Creeds: Good And Bad
Woe unto them that decree unrighteous decrees, and to the writers that write perverseness; to turn aside the needy from justice, and to rob the poor of my people of their right, that widows may be their spoil, and that they may make the fatherless their prey.
In an article entitled, “Creedbound Minds,” Robert F. Turner asked, “What is a creed?” He then stated that the word comes from the Latin “credo,” which means “I believe.” He observed that creeds are concise statements of belief, or doctrine, which identify the position of the maker.
Mr. Turner wrote: “It may be that the first creeds were formulated in an effort to combat what was believed to be error; to state with clarity some matter that was being questioned; or simply an unashamed affirmation of principles upon which certain ones stood.”
Not all creeds are wrong. Decrees were made by the apostles and elders in Jerusalem (Acts 15). These decrees were, in essence, creeds. They were stating the convictions of the apostles and elders. These decrees were formulated and written down to be presented to Christians throughout the world at that time. They were delivered by Paul and Timothy in their preaching and in their epistles: “And as they went on their way through the cities, they delivered them the decrees to keep which had been ordained of the apostles and elders that were at Jerusalem” (Acts 16.4).
The interesting thing about these decrees was that they established a standard for all churches to follow. These were divinely inspired decrees, not mere “statements of faith” that identified differences of believes on the Bible. These decrees were not designed to establish a church other than the one Christ built (Matthew 16.18). They were not for the purpose of establishing another faith, but were intended to be THE faith for all to strive together to defend (Philippians 1.27). These decrees were not another gospel, but THE gospel (Galatians 1.6-9). These decrees were the standards for faith and practice.

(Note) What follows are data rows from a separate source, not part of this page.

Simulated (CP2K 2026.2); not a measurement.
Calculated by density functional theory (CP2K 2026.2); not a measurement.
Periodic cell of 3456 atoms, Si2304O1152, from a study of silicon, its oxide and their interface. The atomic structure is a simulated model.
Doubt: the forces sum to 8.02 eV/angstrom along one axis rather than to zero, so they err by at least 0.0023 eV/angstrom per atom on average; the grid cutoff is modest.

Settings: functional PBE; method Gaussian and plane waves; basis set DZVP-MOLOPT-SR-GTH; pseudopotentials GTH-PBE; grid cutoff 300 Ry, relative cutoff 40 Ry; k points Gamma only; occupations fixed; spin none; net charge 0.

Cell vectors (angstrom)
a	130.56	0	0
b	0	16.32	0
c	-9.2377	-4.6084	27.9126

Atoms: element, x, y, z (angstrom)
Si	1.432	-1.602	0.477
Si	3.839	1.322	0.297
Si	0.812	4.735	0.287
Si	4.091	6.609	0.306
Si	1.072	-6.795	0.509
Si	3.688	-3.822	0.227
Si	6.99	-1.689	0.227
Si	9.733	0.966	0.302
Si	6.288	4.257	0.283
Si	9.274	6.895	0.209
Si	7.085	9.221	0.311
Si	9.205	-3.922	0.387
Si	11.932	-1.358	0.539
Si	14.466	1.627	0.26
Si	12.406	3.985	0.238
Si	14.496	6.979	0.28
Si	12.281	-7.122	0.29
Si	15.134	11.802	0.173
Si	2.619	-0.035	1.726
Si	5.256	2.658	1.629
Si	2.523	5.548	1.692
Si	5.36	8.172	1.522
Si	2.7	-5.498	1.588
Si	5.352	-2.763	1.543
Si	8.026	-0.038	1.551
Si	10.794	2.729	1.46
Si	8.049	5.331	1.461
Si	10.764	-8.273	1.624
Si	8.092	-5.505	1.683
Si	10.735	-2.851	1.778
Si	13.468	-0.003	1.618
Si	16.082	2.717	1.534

However, as was true before, during, and after Isaiah’s time, there are those who “decree unrighteous decrees.” It continues today. The decrees Isaiah was referring to were man-authored creeds. As Mr. Turner observed: “The error of ‘man-written creeds’ is (1) man’s presumption to shorten, lengthen, alter, or better arrange God’s revelation of truth; and (2) the setting up and acceptance of some man’s ‘I believe’ as a standard of right and wrong.” God’s word is a sufficient creed. It is the only creed that has authority to save (Romans 1.16). It is also the only creed with the authority to pronounce anathema on all other creeds (Galatians 1.8-9).
A statement of belief does not guarantee that the gospel decrees are being practiced. For example, notice the following quotes and admissions from the past:
“We must not explain the Scriptures by the Fathers, but explain and judge the Fathers by the Scriptures” (Martin Luther).
“The only way to settle doctrinal questions is to show what the Bible teaches” (Lutheran Creed).
“The Holy Scriptures contain all things necessary to salvation; so that whatsoever is not read therein, nor may be proved thereby, is not to be required of any man that it should be believed as an article of faith, or be taught requisite or necessary to salvation” (Methodist Creed, 1948).
“The whole counsel of God, concerning all things necessary for his own glory, man’s salvation, faith and life, is either expressly set down in the scripture, or by good and necessary consequences may be deduced from scripture; unto which nothing at any time is to be added, whether by new revelation of the Spirit or traditions of man” (Presbyterian Creed, 1949).
“We believe that the Holy Bible was written by men divinely inspired, and is a perfect treasure of heavenly instructions; that it has God for its author, salvation for its end, and truth without any mixture of error for its content” (Baptist Creed, 1950).
“We take the Bible, the whole Bible, and nothing but the Bible as the foundation of all Christian union and communion. Those who do not like this will please show us a more excellent way” (Alexander Campbell, 1839).
In view of the statements above, Mr. Turner concluded: “Now these quotations all seem to agree that God’s Word is all sufficient as the Bible teaches it to be. It’s evident that each of these has drifted from where they first began, and that is to stand firmly on biblical authority (2 Peter 1.3). Any doctrine that requires more than the Bible or less than the Bible denies the all-sufficiency of the Bible, and is proof that the doctrine derives from man, and not from God. Anyone who abides not in the doctrine of Christ has not God (2 John 1.9). And if we have not God, we don’t have salvation (John 14.6; Romans 6.23).